The downside is, at any given point, we don't know which sprint will go out first, thus date-based, or ordinal naming is useless.
Thus we went for the 'colourful but meaningless' approach and named our sprints after moons in the solar system (there are quite a lot!). The names themselves don't convey anything, but its a very useful way to be able to talk about a collection of features, enhancements and fixes in a way that everyone involved can relate to. I take issue with the assertion that your sprint name HAS to mean something - in our case its simply a logical grouping.
We've ran with this system for over two years, over something like fifty point releases, and it works very, very well.
For example, we currently have sprints 'Phoebe' and 'Ceres' in development - the project plan calls for Phoebe to become the next point release (1.80.0) but there are no guarantees, and we remain agile enough to change the planned order of releases, with minimal impact on delivery. Thus we may find problems with Phoebe in the QA cycle that delays it, and Ceres will go out as 1.80.0, and Phoebe will (probably!) become 1.81.0.
To echo CodeGnome a little, I would also say that naming sprints is a bad idea. They are ephemeral. Once a sprint has completed you may wish to gather the completed stories into a record for later use in completing user documentation, but aside from that there is nothing to be gained from remembering any particular sprint, and naming them would give them too much significance.

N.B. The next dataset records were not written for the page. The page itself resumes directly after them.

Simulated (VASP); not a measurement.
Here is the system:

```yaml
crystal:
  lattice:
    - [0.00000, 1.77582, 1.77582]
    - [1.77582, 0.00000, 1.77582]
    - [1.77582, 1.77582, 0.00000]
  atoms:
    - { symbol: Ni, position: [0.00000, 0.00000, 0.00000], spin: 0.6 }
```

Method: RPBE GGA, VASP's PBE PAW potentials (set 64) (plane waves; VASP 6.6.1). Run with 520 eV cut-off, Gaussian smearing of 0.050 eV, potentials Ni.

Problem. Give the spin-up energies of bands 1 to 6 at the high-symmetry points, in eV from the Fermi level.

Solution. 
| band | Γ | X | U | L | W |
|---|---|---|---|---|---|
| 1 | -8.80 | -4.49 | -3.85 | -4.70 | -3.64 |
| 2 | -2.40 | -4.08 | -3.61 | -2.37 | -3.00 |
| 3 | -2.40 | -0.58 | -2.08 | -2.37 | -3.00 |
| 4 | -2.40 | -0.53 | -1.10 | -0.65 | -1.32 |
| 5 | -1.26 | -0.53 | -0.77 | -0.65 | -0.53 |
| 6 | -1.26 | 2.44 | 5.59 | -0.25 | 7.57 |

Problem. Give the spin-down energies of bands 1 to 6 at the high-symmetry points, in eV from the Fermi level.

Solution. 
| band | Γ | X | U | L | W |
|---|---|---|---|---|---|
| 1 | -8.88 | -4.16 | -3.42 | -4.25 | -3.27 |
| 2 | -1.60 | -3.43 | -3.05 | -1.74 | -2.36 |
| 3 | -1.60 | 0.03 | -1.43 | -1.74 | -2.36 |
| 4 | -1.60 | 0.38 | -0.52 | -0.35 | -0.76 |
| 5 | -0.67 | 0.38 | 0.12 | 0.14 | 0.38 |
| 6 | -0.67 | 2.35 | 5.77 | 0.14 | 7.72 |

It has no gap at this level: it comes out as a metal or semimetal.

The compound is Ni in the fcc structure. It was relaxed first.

What may work more effectively and be a better focus for your team is to look at the goals of the release that the sprint is part of and keep those goals in mind. Having a release name is a time-honored tradition since before agile methods. It forgoes tying the stories of any one sprint to any significance, however it does emphasize that all the stories in the backlog for the release are necessary before declaring victory.
I use "Sprint N: Sprint Goal", restarting the count after every release.
In practice, we often use only the number, but the number+goal is helpful when reporting over a longer scale, or looking back over the past few months to see where we've put our effort when prioritizing for future sprints.
Though there is no right or wrong answer to this question, I have found it useful to use the last day of the sprint as the unique identifier for the sprint name.
As as example, if a sprint ends on 03/28/2016, I would name the sprint as: Sprint 20160328
I have found that this works very well for the purposes of: (1) giving the sprint a name that provides useful information about the sprint rather then some arbitrary number (2) using a date ensures uniqueness within the context of an individual project
Note: I never coach embedding elements of the program or project name in the sprint name itself. Topologically, it's cleaner to let the project and/or program exist at a level well above the work time box label.
If you have project divided into Milestones (1,2 ...5), you can name the Sprints inside each milestone to correspond to Milestone your are working on and the # of sprint in that Milestone.
For example if you are working on Milestone 1 - your sprints can be named Sprint 1.1 ; Sprint 1.2; for Milestone 2 - Sprint 2.1; Sprint 2.2
This way you have a reference point to a Milestone and functionality executed.
I advise not to fret over such small details. The idea of SCRUM is to reduce waste and be agile. Find a simpler way and stick to it. I use the following format so that I do not have to think about naming.
Sprint X - From to To
where
- X - Sprint number (e.g. 15)
- From - Short start date (e.g. 19 Mar)
- To - Short end date (e.g. 2 May)
The name of the Sprint doesn't have any impact on or make any difference to your process. But it is recommended to use numbers such as Sprint 1, Sprint 2, etc. for ease of tracking.
For a large project you may have 30 or 40 sprints. In that case it will be difficult to identify the sprints if you give them fancy names. So its better to name using numbers (Sprint 1, Sprint 2, etc.).
I work with diferent teams and we have parallel sprints for different apps. It turned really hard to differentiate several Sprints with differents numbers.
So we implemented the following structure to our Sprint names:
< Sprint > < Year > < Month > < (Version) >
The "(Version)" is optional because even if we do monthly sprints we do a Release every 3 Months. In this case 3 Sprints might belong to one Release.
If it would help, you could also use the Sprint Goal or product name. I don't use the goal or product name because my Sprints belong to a product and that's already mapped in the system.
We just started new sprint naming type that looks like 'YYYY-QX-X/6'.
2018-Q4-5/6.
We are setting quarterly team goals. This naming type makes feel a deadline.
I think a "common name" in parens behind whatever non-memorable number system you use is fine and beneficial, if not fun. They could even correlate to the number. before: 2021W31 after: 2021W31(Reggie)
Do not name the sprints in Scrum, it is pointless!
What's the value in doing so? NONE Is the Scrum guide recommending it or somewhat suggesting it? NO Is it part of any artifact? NO
Sprints have names because bloody Jira added that functionality, but certainly and to avoid confusion, the sprint name must be autogenerated, 1, 2, 3, etc...
The important information about the sprint is already part of it and once is finished, that information still persisted, like the goal, length, start date, end date, etc...
If I want to find a sprint I would do it either by starting date or goal. Ultimately, we can check a task of which, the sprint interest us and check the Sprints field (in Jira), and you can find it...
Neither the Product owner, the scrum master nor the developers, anyone cares about the name of the Sprint... ONLY JIRA DOES!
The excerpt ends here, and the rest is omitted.